In that context, here is why trade deficits can hurt: If households attempt to net save by spending less than they are earning, businesses attempt to net save (reinvesting less than their retained earnings), and a country runs a large trade deficit, then nominal incomes and real output will fall, absent a robust fiscal policy response that focuses on employment (as opposed to tax subsidies for already profitable businesses—see Amazon.com—or tax cuts for the rich). The government has already dropped the ball on fiscal policy (with a “tax reform” heavily tilted toward the 1 percent). As L. Randall Wray and Eric Tymoigne have highlighted, “the essential point is that the United States government has been willing to become less involved in economic affairs and the improvement of the economic welfare of its population,” which has been exacerbated by trade deficits. Cheap imports are great if you’ve got a job and the spending power to buy the goods. But the de-emphasis of activist fiscal policy has meant that a larger share of the burden of improvement and maintenance of the standard of living has been put on the private sector, especially households, via debt accumulation (aided and abetted by the vendor style financing arrangements, which were exemplified in our trading relationship with Beijing).
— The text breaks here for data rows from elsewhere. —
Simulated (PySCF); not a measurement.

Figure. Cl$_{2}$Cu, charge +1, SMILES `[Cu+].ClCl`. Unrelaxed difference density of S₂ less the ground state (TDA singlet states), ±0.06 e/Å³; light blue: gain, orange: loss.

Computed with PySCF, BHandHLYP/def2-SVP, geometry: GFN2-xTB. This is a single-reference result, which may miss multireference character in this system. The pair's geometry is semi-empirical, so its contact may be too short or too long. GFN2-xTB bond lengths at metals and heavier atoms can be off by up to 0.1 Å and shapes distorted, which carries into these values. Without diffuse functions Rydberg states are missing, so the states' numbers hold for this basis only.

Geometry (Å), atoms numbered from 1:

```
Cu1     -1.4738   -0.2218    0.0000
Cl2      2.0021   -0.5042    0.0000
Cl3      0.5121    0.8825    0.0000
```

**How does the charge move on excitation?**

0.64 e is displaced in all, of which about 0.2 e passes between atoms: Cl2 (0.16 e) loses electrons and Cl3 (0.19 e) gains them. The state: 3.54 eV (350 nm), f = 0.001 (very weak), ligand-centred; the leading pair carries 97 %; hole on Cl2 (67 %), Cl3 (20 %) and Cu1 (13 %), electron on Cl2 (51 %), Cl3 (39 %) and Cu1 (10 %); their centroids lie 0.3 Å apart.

Trade deficits, then, create demand leakages, which have to be offset from somewhere. You can do this via the government sector (fiscal policy), or dissipation of yet more private sector dis-saving (and debt accumulation). As far as the latter goes, market strategist Robert Parenteau has suggested, “that a drop in private income flows while private debt loads are high is an invitation to debt defaults and widespread insolvencies—that is, unless creditors are generously willing to renegotiate existing debt contracts en masse” (the creditors clearly haven’t done that yet, and no reason to expect that to change imminently, given the current political configuration).
Turning trade deficits to surpluses is another way to mitigate the problem, but how to achieve this when the U.S. has not run sustained trade surpluses for decades? Additionally, as Krugman and other critics of Trump’s proposed policy response have pointed out, a blunt resort to protectionism is likely to prove self-defeating, given the probable retaliation from America’s trade partners, the concomitant disruption of global supply chains, and the corresponding rise in imported goods prices, which cuts into consumers’ buying power (by acting as a functional tax hike). In other words, it’s a “lose-lose” proposition.
The other problem in relying on trade to improve growth and employment is that, put simply, it takes two to tango. To reduce its trade deficit or, more unrealistically, to run a trade surplus, the U.S. would have to secure cooperation from its trading partners (the use of tariffs seldom achieves this and it is also hard to believe that countries like Germany or China would readily abandon their mercantilist model, simply to help the U.S.). Furthermore, a reliance on trade to promote fuller employment renders U.S. economic performance subject to the vagaries of other countries’ policies. Domestic fiscal policy, by contrast, does suffer from these twin deficiencies.
However, even those who understand that trade imbalances can create job shortages or demand shortages often argue for more stimulus spending (or tax cuts), with little concern for how the stimulus is distributed throughout the economy because of that canard that “national planning” will subvert the workings of the free market. There are, however, a number of problems with leaving everything in the hands of the amorphous market—for example, if the government stimulus merely ends up in the pockets of firms as profits and there is no guarantee that those profits spur hiring of more workers (which is why we have proposed a program that supports direct employment via a Job Guarantee). Yes, it is true that a fiscal program of this sort may not replace all of the manufacturing jobs lost due to persistent trade deficits. But (per Tymoigne and Wray), “there are [needs] at least as great in the area of public services, including aged care, preschools, playground supervision, clean-up of public lands, retrofitting public and private buildings for energy efficiency, and environmental restoration projections.”
As U.S. producers have increasingly struggled with a renewed flood of cheap Chinese imports, the result has often been the closure or offshoring of manufacturing plants and the consequent loss of employment of thousands of American workers. Trump has explicitly addressed his hawkish trade stance to these constituencies (even if his actions hitherto have done much to address their complaints). But there are better ways to address the problems than simply slapping tariffs on imported goods. If we refocus government fiscal policy to create full employment, then most trade issues would become a sideshow and the “flood of cheap imports” would be viewed less as a job threat, and more a means of enhancing the consumption preferences of a fully employed workforce. Surely, this is preferable to penalizing the population via trade wars, or of forcing the poor and unemployed to bear the entire burden of adjustment as and when trade liberalization takes place. A resort to protectionism is crude, but free trade’s champions cannot simply dismiss the realities of job displacement without a viable policy response beyond the assertion that free trade itself is a sacred tenet of economics.